The Reason Why Google Headquarters Hired 200 Goats

Don't worry; Google isn't replacing its human workers with four-legged beasties. Not yet, at least. Still, it's probably a good time to update the skills section of your resume: If you can stand for hours at a time, like to investigate strange things, and can speak a foreign language (bleating is a foreign language, right?), it might not be a bad idea to add these if you're looking to get a job at the home of the world's largest search engine.

The Googleplex in Mountain View, California, sprawls across 12 acres, with grass and trees mingled amidst its many buildings. Like most of California, Google's headquarters is nestled within a region wracked by severe drought. Many California-based companies take up green initiatives and do what they can to offset humankind's carbon footprint, because there's always the persistent threat of working in what amounts to a year-round fire season. So, when a company comes up with a novel way to help combat the changing climate, we may not want to brush it off as a silly extravagance.

Such is the curious case of Google's goats.

Google's goats help keep its workers safe

In the spring of 2009, Google hired a local company that brought in some 200 goats for a week to eat (and simultaneously fertilize) the grass surrounding its campus. The goats were less noisy than traditional lawnmowers, and because they didn't use gasoline or spew out exhaust, they were thought to be a more "low-carbon approach" to something that needed to be done anyway. Google claimed it cost about the same as hiring a landscaping company, but were "a lot cuter to watch."

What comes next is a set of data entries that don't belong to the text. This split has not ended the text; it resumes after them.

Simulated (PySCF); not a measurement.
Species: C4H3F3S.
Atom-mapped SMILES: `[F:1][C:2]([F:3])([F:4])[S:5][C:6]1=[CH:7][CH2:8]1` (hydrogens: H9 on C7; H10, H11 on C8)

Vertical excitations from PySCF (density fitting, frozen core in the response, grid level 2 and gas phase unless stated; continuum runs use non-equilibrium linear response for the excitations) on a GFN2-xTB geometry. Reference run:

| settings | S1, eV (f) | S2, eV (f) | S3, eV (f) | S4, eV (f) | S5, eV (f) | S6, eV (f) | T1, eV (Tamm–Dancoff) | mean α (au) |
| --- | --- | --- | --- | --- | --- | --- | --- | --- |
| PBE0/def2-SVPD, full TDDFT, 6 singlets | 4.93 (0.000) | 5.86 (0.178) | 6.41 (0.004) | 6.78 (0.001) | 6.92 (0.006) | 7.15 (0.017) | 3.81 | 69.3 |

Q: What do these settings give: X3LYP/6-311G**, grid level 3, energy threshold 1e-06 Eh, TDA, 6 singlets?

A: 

With the worst drought in 1,200 years as of 2021, other cities, states, and countries today are using an old, yet simple technique to clear away areas of dry grass. The goats are excellent for clearing hard-to-reach areas like steep hills or rocky terrain, and a herd of 100 goats can efficiently eat and clear up to an acre in one day.

While lettings goats gobble up everything in sight helps, they're not great for every situation and, in the end, should be used as just one part of a much bigger fire prevention plan.